June 27, 1892
The prospectus of the Liverpool Association Football Club and Athletic Grounds Company, Limited has just been issued, and a perusal of it will leave no room for doubt to those who have a few loose “quids” lying about their money boxes or stockings that they might do much worse than devote the said “quids” to the promotion of good football and personal profit.
At first sight the amount of capital (£15,000) may appear abnormal, but those intending to invest will see from the way in which the shares are issued and the considerations made by vendors of the property that the risk is infinitesimal. In the first place the present issue is confined to 5,000 shares of £1 each, to be called up in four amounts by the 1st January next.
Mr. John Houlding will sell the present ground, containing 9,700 yards for 7s. 6d. per yard, and adding to the amount required for the purchase of these, the cost of all the fine erections, the total cost will be £92,37 10s. Mr. Houlding has agreed to leave £2,700 on mortgage of his land, and Mr. Orrell £2,300 on mortgage of his property, each at four per cent, per annum, so that the purchase of the whole will be at once completed and a balance of £762 10s will remain as working capital.

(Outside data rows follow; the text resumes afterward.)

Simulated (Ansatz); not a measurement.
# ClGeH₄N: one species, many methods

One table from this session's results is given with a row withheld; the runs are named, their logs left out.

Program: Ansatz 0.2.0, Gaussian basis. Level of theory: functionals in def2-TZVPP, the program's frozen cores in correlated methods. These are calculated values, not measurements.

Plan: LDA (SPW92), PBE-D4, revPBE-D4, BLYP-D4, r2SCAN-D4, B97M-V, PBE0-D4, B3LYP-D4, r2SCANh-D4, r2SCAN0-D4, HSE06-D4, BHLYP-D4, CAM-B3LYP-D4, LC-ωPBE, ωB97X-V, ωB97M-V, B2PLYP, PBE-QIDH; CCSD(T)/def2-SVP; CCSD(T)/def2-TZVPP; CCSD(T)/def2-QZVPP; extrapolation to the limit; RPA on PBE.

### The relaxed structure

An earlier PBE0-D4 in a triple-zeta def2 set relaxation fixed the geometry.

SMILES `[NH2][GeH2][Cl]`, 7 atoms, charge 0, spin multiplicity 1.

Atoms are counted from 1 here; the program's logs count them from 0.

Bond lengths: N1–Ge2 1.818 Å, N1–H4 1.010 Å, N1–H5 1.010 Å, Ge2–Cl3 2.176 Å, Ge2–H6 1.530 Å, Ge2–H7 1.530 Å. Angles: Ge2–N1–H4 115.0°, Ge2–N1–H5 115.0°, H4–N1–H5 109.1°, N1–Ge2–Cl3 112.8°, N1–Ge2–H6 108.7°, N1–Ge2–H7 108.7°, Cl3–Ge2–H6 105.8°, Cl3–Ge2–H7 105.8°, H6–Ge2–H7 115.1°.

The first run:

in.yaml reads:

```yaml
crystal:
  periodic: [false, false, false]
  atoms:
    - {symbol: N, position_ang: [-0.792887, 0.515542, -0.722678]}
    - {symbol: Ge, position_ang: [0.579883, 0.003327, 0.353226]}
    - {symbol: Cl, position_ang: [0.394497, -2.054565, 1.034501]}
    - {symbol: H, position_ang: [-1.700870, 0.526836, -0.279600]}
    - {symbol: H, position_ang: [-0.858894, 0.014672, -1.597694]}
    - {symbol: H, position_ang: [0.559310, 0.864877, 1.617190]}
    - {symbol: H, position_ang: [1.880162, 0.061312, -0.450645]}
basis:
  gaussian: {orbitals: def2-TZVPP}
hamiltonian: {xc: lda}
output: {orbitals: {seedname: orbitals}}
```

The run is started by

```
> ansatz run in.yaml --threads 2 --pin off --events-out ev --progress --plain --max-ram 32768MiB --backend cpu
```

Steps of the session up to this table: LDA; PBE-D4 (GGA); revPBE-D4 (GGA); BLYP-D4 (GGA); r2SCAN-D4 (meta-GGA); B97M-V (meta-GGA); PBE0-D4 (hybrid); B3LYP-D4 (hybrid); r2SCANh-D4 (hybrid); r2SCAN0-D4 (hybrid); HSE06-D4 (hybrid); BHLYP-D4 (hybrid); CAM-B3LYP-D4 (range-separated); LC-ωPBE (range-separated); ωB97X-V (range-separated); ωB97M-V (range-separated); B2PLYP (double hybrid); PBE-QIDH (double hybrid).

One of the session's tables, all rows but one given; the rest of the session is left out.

It is pointed out that if football and athletic sports are patronised as hitherto, the shareholders will not only be able to pay interest on mortgages (£200 per annum) but that £800 per annum will be wiped off the mortgages, and sufficient money left for a dividend. Thus, at the end of six years, the shareholders will be in possession of a ground the capacity of which will form one of the finest enclosures in the country.
It may be noticed that, unlike other football ventures which may be in the mind of the readers, the ground in this case will not in a few years revert to the original owners, but will for the absolute freehold property of the club for all time.
For next season the following really excellent players have been engaged: –
Sydney Ross (Cambuslang, and Scottish League goalkeeper v. Scottish Alliance).
Andrew Hannah (late Everton and Renton).
F Rogers (Tranmere), James Kelso (Renton), James McBride (Renton), and John Cameron (Renton).
Jock Smith (Sunderland), Thomas Wyllie (Everton), John Miller (Dumbarton), and Andrew Kelvin (who played for Scottish Alliance v League), and arrangements are pending for the acquisition of five other first class men.
Considering all these points, one cannot fail to see that the prospectus of the new club is of the highest description, and it can scarcely fail to prove a great success.